Re: [PATCH] kvm: pass the virtual SEI syndrome to guest OS

From: James Morse
Date: Tue Mar 21 2017 - 09:10:54 EST


Hi,

On 21/03/17 06:32, gengdongjiu wrote:
> On 2017/3/20 23:08, James Morse wrote:
>> On 20/03/17 13:58, Marc Zyngier wrote:
>>> On 20/03/17 12:28, gengdongjiu wrote:
>>>> On 2017/3/20 19:24, Marc Zyngier wrote:
>>>>> On 20/03/17 07:55, Dongjiu Geng wrote:
>>>>>> In the RAS implementation, hardware pass the virtual SEI
>>>>>> syndrome information through the VSESR_EL2, so set the virtual
>>>>>> SEI syndrome using physical SEI syndrome el2_elr to pass to
>>>>>> the guest OS

(I've juggled the order of your replies:)

> so for both SEA and SEI, do you prefer to below steps?
> EL0/EL1 SEI/SEA ---> EL3 firmware first handle ------> EL2 hypervisor notify >
the Qemu to inject SEI/SEA------>Qemu call KVM API to inject SEA/SEI---->KVM >
inject SEA/SEI to guest OS

Yes, to expand your EL2 hypervisor notify Qemu step:
1 The host should call its APEI code to parse the CPER records.
2 User space processes are then notified via SIGBUS (or for rasdaemon, trace
points).
3 Qemu can take the address delivered via SIGBUS and generate CPER records for
the guest. It knows how to convert host addresses to guest IPAs, and it knows
where in guest memory to write the CPER records.
4 Qemu can then notify the guest via whatever mechanism it advertised via the
HEST/GHES table. It might not be the same mechanism that the host received
the notification through.

Steps 1 and 2 are the same even if no guest is running, so we don't have to add
any special case for KVM. This is existing code that x86 uses.
We can test the Qemu parts without any firmware support and the APEI path in the
host and guest is the same.


>> Is anyone from Huawei looking at adding RAS support for Qemu?
> yes, I am looking at Qemu and want to add RAS support.
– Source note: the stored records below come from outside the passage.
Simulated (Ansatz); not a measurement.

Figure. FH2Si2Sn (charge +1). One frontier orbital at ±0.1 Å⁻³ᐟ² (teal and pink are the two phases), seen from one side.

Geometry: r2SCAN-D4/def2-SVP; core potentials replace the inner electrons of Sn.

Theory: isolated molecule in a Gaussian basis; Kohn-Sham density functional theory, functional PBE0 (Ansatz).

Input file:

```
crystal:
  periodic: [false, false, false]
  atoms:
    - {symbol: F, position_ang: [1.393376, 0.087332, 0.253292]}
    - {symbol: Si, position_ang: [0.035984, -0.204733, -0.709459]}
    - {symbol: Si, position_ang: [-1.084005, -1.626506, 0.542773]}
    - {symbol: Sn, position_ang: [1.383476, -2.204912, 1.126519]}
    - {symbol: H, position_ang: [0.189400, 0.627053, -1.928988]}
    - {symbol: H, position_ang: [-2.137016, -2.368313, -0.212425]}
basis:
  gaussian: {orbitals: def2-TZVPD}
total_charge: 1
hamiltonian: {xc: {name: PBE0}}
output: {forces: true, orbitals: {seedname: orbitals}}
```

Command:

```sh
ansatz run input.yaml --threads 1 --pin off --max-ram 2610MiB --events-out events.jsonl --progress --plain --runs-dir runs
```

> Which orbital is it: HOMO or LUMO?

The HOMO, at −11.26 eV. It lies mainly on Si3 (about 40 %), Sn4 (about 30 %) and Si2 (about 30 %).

Great, support in Qemu is one of the missing pieces. On x86 it looks like it
emulates machine-check-exceptions, which is how x86 did this before
firmware-first and APEI became the standard.


> do you mean let Qemu inject both the SEA and SEI?

To do the notification, yes. It needs to happen after the CPER records have been
written, and the mechanism and CPER memory location need to match what the guest
was told via the HEST/GHES table.

If Qemu didn't tell the guest about firmware-first, it can still deliver the
guest an SError Interrupt.


SEA should be possible to do with the KVM_SET_REG API, GPIO/GSIV and the other
kind of interrupts can use irqfd. For SEI we may need to add an API call to KVM
to let it pend SError with a specific ESR.



>> How does this work with firmware first?

> when the Guest OS triggers an SEI, it will firstly trap to EL3 firmware, El3 firmware records the error
> info to the APEI table,

These are CPER records in a memory area pointed to by one of HEST's GHES entries?


> then copy the ESR_EL3 ELR_EL3 to ESR_EL2 ELR_EL2 and transfers control to the
> hypervisor, hypervisor delegates the error exception to EL1 guest

This is a problem, just because the error occurred while the guest was running
doesn't mean we should deliver it directly to the guest. Some of these errors
will be fatal for the CPU and the host should try and power it off to contain
the fault. For example: CPER's 'micro-architectural error', should the guest
power-off the vCPU? All that really does is return to the hypervisor, the error
hasn't been contained.

Firmware should handle the error first, then the host, finally the guest via Qemu.


> OS by setting HCR_EL2.VSE to 1 and pass the virtual SEI syndrome through vsesr_el2.
> The EL1 guest OS check the DISR_EL1 syndrome information to decide to
> terminate the application, or do some other recovery action. because the HCR_EL2.AMO is set, so in fact, read
> DISR_EL1, it returns the VDISR_EL2. and VDISR_EL2 is loaded from VSESR_EL2, so here I pass the virtual SEI
> syndrome vsesr_el2.

So this is how an SError Interrupt's ESR gets into a guest. How does it get hold
of the CPER records?


>> If we took a Physical SError Interrupt the CPER records are in the hosts memory.
>> To deliver a RAS event to the guest something needs to generate CPER records and
>> put them in the guest memory. Only Qemu knows where these memory regions are.
>>
>> Put another way, what is the guest expected to do with this SError interrupt?
>
> No, we do not only panic,if it is EL0 application SEI. the OS error recovery
> agent will terminate the EL0 application to isolate the error; If it is EL1 guest
> OS SError, guest OS can see whether it can recover. if the error was in a read-only file cache buffer, guest OS
> can invalidate the page and reload the data from disk.

How do we get an address for memory failure? SError is asynchronous, I don't
think it sets the FAR. (SEA is synchronous and its not guaranteed to set the
FAR..). As far as I understand this information is in the CPER records in host
memory.

If we did have an address it would be a host address, how is it converted to a
guest IPA? I think Qemu should do this as part of its CPER record generation,
once the host has decided the error wasn't catastrophic.


Thanks,

James